Will my garden statue become a tourist attraction?

I have a small garden statue of a lion. All of a sudden it is damaged. The lion has lost its nose! How this happened nobody knows. Frost? Or is it just poor quality?

I think it is the latter. Because when I bought this lion in a brocante store long ago, it already had lost his lower jaw. I did not mind, because without its lower jaw it looked a lot friendlier. Moreover, because of this flaw, it was attractively priced. The lion found its place on the terrace and it looked calm and satisfied with that. Until recently.
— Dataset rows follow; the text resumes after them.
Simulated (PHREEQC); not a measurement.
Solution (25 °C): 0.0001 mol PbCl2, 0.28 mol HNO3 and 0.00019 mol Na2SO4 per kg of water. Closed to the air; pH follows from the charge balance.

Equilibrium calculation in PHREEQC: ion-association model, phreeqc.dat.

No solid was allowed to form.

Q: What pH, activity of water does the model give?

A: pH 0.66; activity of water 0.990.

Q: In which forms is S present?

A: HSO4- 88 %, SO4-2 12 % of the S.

Together my husband and I look out of the window at the lion.
‘What should I do with a lion without a jaw and without a nose?’
‘Quickly buy a new one’, my husband suggests.
'But I do not want a new one'.

My old lion has beautiful moss on its head. It takes decades before a new lion would have the same patina. To dispose of the lion altogether is neither an option. I am attached to my lion. But without a nose ... mmm is that still nice?

Then I realize there are more statues without a nose. For instance the sphinx at the pyramid of Giseh. Without its nose ..... and still world famous! It makes me like my broken garden statue again.

Happily I say to my husband, 'We will have "The Lion of Oostkapelle", a future tourist attraction!'
'Busloads will be coming to watch it', my husband fantasizes, lit by the idea. 'As all those tourists come to see our lion, I will put on a uniform and I'll cut the tickets!'

You will surely understand. Even without a nose the lion should stay.
Enjoy your week
My lion without a nose. 
I like the hairy moss on his head. 
It looks a bit tatty... 
.. but maybe it becomes an attraction!